Turkey's foreign minister has confirmed that Ankara is planning to deploy troops in a 20-kilometre (12-mile) buffer zone inside northern Iraq if a "crisis situation" develops.
Gul says refugees would be kept in buffer zone
Abdullah Gul told the AP news agency that it would be a humanitarian force which would deal with any flood of refugees fleeing the Iraq conflict.
Earlier Turkish plans to move troops into Iraq have caused alarm in the US and EU.
They fear that Iraqi Kurds could fight back against the Turkish presence, sparking a "war within a war".
But there are signs that a compromise could form around the plan for a buffer zone, which Turkey says is necessary to aid any refugee crisis and protect its own security interests.
If the need is there, this is our plan
"We want to keep all of the refugees there," Mr Gul said, stressing that Turkey was keen to avoid a repeat of the refugee crisis seen in Turkey in the first Gulf War in 1991.
"This is not a populated area and this area... is for security reasons. If the need is there, this is our plan."
Asked how many soldiers Turkey deploy, Mr Gul said it would depend on "the need".
It is thought that original plans involved around 40,000 troops, but the number may now have been scaled down.
This is a difficult and complicated issue
US envoy Zalmay Khalilzad
Nato ambassadors in Brussels were briefed on the plan by Turkey's ambassador to the alliance.
A Nato spokesman said the ambassadors had noted that there was no significant refugee flow towards the border at present.

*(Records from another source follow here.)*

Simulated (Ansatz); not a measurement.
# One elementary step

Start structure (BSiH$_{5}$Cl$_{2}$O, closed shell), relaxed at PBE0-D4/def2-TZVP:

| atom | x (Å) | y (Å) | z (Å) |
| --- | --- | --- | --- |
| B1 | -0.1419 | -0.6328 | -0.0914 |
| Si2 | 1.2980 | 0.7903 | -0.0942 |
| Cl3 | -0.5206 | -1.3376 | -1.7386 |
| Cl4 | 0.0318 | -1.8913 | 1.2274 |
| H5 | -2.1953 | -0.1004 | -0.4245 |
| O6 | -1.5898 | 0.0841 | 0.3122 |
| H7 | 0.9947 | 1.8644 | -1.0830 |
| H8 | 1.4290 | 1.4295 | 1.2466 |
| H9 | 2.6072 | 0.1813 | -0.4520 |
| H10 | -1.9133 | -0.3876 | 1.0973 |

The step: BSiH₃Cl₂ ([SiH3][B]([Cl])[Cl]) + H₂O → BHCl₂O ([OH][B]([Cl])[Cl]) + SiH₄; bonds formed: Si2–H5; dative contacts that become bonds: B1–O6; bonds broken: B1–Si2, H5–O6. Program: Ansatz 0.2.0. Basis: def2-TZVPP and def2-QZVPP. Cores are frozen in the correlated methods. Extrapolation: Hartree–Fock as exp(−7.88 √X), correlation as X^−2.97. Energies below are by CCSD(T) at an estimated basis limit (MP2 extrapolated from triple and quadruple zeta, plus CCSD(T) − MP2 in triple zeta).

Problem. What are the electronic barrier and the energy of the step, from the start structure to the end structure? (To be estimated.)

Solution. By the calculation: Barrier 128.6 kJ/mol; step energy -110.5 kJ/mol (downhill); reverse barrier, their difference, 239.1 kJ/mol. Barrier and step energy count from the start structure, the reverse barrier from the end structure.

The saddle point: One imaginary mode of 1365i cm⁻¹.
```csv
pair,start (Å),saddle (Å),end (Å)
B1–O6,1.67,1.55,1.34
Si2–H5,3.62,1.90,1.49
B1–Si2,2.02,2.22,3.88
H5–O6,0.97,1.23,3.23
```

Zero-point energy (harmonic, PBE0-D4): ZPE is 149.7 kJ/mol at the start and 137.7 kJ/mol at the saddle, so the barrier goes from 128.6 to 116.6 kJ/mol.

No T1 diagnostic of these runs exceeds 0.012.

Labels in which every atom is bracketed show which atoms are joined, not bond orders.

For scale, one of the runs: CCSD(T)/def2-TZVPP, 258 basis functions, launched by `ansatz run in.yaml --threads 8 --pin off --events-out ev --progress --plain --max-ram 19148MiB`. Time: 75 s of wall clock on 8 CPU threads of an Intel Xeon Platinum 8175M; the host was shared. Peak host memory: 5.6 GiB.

He said they would review the situation if refugees started heading for Turkey in large numbers but he added there was no guarantee that they would back Ankara's buffer zone idea
Mr Gul acknowledged that talks between Turkey and the US on the issue of a Turkish involvement in northern Iraq had not yet resulted in agreement.
No military operation
"We will continue our discussions in the coming days," said US special envoy Zalmay Khalilzad on Tuesday after a second day of talks.
"This is a difficult and complicated issue."
The United Nations is already moving aid supplies to border area
Correspondents say Turkey would reserve the right to go beyond the buffer zone if it believed Iraqi Kurds were moving towards establishing an independent state.
The US has publicly warned Turkey not to cross into Iraq.
A senior US official quoted by AP said the goal of Mr Khalilzad's talks was to keep any large concentration of Turkish troops out of the area.
The President of the European Commission, Romano Prodi, attended the meeting of the North Atlantic Council where Turkey briefed Nato ambassadors in Brussels.
An EU spokesman said Mr Prodi had been assured that Ankara had no intention of launching a military operation in Iraq.
The Commission is expected to double financial aid to Turkey this week.
Turkey has maintained a military presence in Iraq for years, in its battle against Turkish Kurdish insurgents.
It fears that moves towards Kurdish independence in Iraq could create unrest in its own Kurdish areas.
The head of the Turkish army, General Hilmi Ozkok, was inspecting troops near the border on Tuesday and Wednesday.